We have finished a two million dollar renovation of the Harbor Sports Complex field in Wilmington.
We are ready to break ground on the 110 million dollar Machado Lake Project in Harbor City, which will not only improve water quality, but also create a regional destination.
Last month we opened LA’s newest pocket park in Harbor Gateway, giving the children of that neighborhood a safe place to play and giving their mothers peace of mind.
Though I am a proud life-long San Pedran, I represent the entire district- and the affection I have for Watts is very real. I want this community to know that I am your brother – and that I am committed to serving the residents of Watts in the way that they deserve.
We are in Watts today because I have said from my first day on the job: when you judge me on my performance as Councilman, judge me by what I accomplish in Watts.
President Obama said in his most recent State of the Union address that we need “to make sure that this government works on behalf of the many, and not just the few; that it encourages free enterprise, rewards individual initiative, and opens the doors of opportunity to every child across this great nation.” Well, Mr. President, I will do everything in my power to do this in Watts.
The keys to successful community development are ensuring public safety, expanding educational opportunities, supporting local businesses, attracting private investment and improving the quality of life for all who call this great neighborhood their home.
We need to ensure that every child in Watts has an education system that engages them and guides them down a path of success and prosperity.

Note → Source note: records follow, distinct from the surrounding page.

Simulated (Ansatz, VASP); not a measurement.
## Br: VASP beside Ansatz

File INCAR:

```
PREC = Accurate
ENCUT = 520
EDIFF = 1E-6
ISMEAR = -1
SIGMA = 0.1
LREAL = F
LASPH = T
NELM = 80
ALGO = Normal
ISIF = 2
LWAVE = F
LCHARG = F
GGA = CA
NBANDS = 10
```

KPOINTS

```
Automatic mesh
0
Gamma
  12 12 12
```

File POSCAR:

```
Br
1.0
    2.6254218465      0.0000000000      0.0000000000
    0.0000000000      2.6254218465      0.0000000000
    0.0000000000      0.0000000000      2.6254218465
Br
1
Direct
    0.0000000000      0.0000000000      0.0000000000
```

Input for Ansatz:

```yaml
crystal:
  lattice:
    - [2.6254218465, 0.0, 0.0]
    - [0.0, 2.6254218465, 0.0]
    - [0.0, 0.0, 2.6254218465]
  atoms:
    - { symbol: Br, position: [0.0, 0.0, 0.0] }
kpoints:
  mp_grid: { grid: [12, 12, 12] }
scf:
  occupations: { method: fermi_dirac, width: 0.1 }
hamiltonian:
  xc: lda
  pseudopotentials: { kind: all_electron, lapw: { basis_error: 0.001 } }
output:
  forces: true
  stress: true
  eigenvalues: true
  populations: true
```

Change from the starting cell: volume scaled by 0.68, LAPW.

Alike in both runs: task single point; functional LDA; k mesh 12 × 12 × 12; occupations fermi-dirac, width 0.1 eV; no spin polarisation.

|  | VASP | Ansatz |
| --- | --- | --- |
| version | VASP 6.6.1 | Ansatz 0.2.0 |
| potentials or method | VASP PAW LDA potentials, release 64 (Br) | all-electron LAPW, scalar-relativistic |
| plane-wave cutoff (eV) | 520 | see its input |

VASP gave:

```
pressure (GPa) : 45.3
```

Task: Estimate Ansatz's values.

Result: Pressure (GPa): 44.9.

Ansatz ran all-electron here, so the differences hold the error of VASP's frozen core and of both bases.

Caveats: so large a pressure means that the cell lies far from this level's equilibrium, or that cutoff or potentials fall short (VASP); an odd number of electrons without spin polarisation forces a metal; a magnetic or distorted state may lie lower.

Watts has already proven that it can produce extraordinary young scholars. At Verbum Dei High School – 100 percent of graduating seniors have gone on to college for the past six years! Verbum Dei has developed a model that clearly works and I will do everything I can to support them, and expand that model to other schools.
Just last week, four eighth-grade students from Markham Middle School here in Watts – Ashley Baker, Danae Tousant, Jacqueline Sanchez and Julio Romero – won the Mesa USA National Engineering Competition in Portland, Oregon with their design of a prosthetic arm. Congratulations to all of you, we are so proud to have you representing our community to the nation and so happy to have you join us here today!
We need to ensure Watts is safe. Between 1989 and 2005, this two-square mile community experienced 500 homicides. Today, the Community Safety Partnership Program, the Watts Gang Task Force and the Los Angeles Police Department have worked together to drastically reduce crime. In fact, this amazing partnership was recently featured in the New York Times and NPR’s Morning Edition.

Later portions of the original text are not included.